Sun | Jul 25, 2021

The fate of the USA's FATCA law

Published:Thursday | July 17, 2014 | 12:00 AM

Ramesh Sujanani, Guest Columnist

The fate of 'FATCA' now hangs in the balance. Arranged to be a January 2014 regulation, it is now a July-planned regulation, ostensibly to give the FFIs (Foreign Financial Institutions) time to get their house in order and then register and be accepted. Internal Revenue Service Notice 2013-14 authorises the decision, and that is supported by the US Treasury Department, administered by Treasury Deputy Robert B. Stack.

The reason given for the delay is that the FFIs are overwhelmed by closures of accounts by consumers and customers all over the world. Apparently, FATCA is a law that everyone seems to dislike, and most need the time to be compliant (ref: Forbes magazine, December 2013, and January 2014). In and out of the USA, banks and other FFIs must report account numbers, balances, names and addresses, US tax identification numbers and Jamaican, of course, of any and every substantive owner with a US status, bank account, and other US income sources.

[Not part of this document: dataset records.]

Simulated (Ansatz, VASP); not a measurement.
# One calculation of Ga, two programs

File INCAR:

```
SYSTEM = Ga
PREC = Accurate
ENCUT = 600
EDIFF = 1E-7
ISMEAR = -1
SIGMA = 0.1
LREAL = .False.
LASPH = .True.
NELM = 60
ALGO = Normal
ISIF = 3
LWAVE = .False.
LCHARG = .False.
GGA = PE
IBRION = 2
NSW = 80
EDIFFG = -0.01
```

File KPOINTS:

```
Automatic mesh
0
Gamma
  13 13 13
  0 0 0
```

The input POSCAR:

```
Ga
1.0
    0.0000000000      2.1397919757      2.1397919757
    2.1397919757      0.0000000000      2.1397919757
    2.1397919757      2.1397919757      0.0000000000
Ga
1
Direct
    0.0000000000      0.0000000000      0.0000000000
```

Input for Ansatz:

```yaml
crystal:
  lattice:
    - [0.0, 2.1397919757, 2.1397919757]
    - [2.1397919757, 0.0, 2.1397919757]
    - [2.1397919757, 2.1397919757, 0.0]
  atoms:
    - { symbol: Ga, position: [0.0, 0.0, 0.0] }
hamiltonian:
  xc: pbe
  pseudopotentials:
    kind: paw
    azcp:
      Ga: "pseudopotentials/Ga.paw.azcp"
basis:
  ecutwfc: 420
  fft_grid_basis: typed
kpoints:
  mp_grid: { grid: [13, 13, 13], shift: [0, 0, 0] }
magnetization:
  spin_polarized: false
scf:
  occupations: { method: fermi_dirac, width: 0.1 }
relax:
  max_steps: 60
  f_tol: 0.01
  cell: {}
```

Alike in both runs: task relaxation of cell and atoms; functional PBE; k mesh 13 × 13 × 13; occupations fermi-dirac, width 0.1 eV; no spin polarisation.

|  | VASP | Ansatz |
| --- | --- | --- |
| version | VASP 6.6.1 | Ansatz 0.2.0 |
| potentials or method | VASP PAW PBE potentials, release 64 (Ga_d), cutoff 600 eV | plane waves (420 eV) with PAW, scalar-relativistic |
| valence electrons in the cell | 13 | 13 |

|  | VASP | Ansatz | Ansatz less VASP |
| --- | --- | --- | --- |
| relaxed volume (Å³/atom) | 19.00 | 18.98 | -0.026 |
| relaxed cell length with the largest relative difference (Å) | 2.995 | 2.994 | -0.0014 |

At the very outset, when this law was being introduced, I was of the impression it was further control of the bandits that operate in our region, with drugs, guns and ammunition, and human traffic, and I calculated that all that was required of a Jamaican FFI was a complete and accurate source of funds of any client; but that is only a mask. What is more important to the US government, and by collaboration within foreign governments, who would have equity in the various incomes, is the matter of taxes, or rather tax evasion in the USA; and then, by association, tax evasion in Jamaica or any country.

deplorable, dishonest

What is deplorable and dishonest is that the presentation made to business people like myself four years ago was that this was a major criminal search. In part perhaps, but basically intended for one having any type of asset - money, property, whether personal or belonging to a spouse - not declared but still taxable to make it worthwhile for the US government to extract more. (Spouses no longer should make decisions to have joint accounts for fear of being incorporated into a wider issue.)

It appears now that the IRS has made dual taxation agreements called IGAs (intergovernmental agreements) and will swap information about Jamaicans and Americans, and has made this pact with 50 other countries, still pursuing the matter with 80 others. IGAs are the preferred instrument with larger countries, for instance the G8 countries. Yet, I do not understand how they can circumvent the laws of Jamaica and pass an act that defies the constitution of this or any country.

If a business does not approve the changes, nor complies with instructions by declaring and accepting the terms of FATCA, then 30 per cent of outstanding funds and assessments will be held in lieu of any declaration; another frightening thought. We are now liable to pay for someone else's tax evasion.

Finally, anyone who contradicts this rule can be charged as a voice for tax evasion. Many Americans cannot open new accounts, for failure to close old ones. Americans and expatriates face an impossible situation, as their mortgages are being called or denied. To the extent that an expatriate faces an obligation to IRS, the efforts of his local employer may come under scrutiny.

economic totalitarianism

So it now seems we have a form of economic totalitarianism!

Today's business news also indicates the Financial Services Commission are now able, like the RPD, the FID, the Bank of Jamaica, to have improved their position to 'police' the business public for funds, precious metals, documents and titles of cars, land and buildings wherever they might be situated. But all of this without DUE PROCESS; for the report clearly says "compel companies to turn over records, enter premises, issue cease and desist orders, bar attorneys, auditors, accountants, from participating in ongoing investigations."

Perhaps we should now ask the emerging conglomerate (FATCA, et al) whether they will invest in private sector companies with their various billions.

(Ref: Computer Governance Services 20/02/2014; Jamaica Gleaner February 2014)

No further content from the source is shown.